When extrapolated out, that number translates to 13.7 assists per 36 minutes, an extremely good average for a player of so young an age. Court vision is one of the most important traits in a point guard, but it is also one of the last to mature. In that respect, Carson already seems to be well ahead of his peers.

"He's a talented point guard that carries a certain amount of expectations," Arizona State head coach Herb Sendek said to ESPN.com. "Although we expect really good things, we take it one day at a time. He'll have a role to play and be a part of our team."

Despite the coach's even-handedness, make no mistake about it, the goal is for Carson to transform next year's version of the Arizona State basketball program into a entirely different beast from the one that ranked at the bottom of the Pac-10 in ‘10-‘11. With Sendek's lauded incoming freshman class -- which also includes fellow blue-chipper Hersey Hawkins -- in addition to burgeoning star Trent Lockett, the Sun Devils will finally have the tools to flip their traditionally slow and measured offense onto its head.

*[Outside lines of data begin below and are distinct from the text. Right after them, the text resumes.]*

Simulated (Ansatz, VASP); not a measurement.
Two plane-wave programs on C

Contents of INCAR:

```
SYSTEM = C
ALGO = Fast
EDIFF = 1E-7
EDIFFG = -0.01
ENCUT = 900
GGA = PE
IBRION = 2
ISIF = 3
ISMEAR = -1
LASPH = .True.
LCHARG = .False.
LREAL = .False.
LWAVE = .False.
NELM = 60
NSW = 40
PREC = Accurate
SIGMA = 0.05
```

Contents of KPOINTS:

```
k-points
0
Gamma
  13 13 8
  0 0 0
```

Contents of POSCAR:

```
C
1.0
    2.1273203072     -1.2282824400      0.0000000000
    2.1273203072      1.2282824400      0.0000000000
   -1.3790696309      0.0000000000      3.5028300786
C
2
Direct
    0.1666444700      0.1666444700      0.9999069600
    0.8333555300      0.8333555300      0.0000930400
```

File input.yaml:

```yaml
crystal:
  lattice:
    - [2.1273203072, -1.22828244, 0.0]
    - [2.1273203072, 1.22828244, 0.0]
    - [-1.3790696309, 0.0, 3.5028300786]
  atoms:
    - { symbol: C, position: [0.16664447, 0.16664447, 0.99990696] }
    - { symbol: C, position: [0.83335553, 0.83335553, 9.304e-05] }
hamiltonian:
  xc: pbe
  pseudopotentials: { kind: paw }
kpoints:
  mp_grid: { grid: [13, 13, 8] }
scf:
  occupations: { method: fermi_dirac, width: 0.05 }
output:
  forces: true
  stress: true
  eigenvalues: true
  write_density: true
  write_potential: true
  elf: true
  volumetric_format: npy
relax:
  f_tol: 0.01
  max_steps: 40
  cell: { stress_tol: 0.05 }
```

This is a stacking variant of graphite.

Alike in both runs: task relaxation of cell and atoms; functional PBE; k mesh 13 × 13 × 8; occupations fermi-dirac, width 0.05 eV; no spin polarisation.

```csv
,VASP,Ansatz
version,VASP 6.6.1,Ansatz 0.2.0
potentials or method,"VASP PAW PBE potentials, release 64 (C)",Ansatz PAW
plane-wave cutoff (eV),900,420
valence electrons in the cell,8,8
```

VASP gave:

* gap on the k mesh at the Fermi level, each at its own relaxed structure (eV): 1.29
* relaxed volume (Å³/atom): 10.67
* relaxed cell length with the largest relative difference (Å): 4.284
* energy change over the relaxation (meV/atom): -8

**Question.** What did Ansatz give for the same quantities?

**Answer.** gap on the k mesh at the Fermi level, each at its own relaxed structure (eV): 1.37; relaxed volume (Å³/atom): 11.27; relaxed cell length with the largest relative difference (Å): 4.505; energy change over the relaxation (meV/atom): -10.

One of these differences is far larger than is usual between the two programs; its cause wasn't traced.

"He basically said teams think that we're a slowdown program, and there's times when he hadn't really had a point guard that felt comfortable pushing the tempo," Carson excitedly explained. "He wants to put the ball in my hands, and he just wants to push the basketball so we can change to an up-tempo type of game."

Last year the Sun Devils averaged an abysmal 64 points a game, good for last in the Pac-10 and 292nd in the nation. But it only takes a single player to turn around the fortunes of a college basketball program, a fact that Sendek is very aware of after watching the fervor that coated the university during James Harden's tenure from 2007-2009.

"He is a very self-confident, charismatic young man who possesses some real leadership abilities," Sendek said. "We look forward to taking advantage of his strengths."

The hope is that those strengths can translate to Sendek's second NCAA tournament appearance since being brought on in 2006. Even still, as a lifelong Arizona native, Carson has bigger plans.

"People from out of state say U of A," says Carson, well aware of the stigma despised by the Sun Devil faithful. "They don't really say Arizona State."

"I just want to change that." He pauses, measuring the weight of the words in his head before forcefully declaring, "I think we can definitely change that."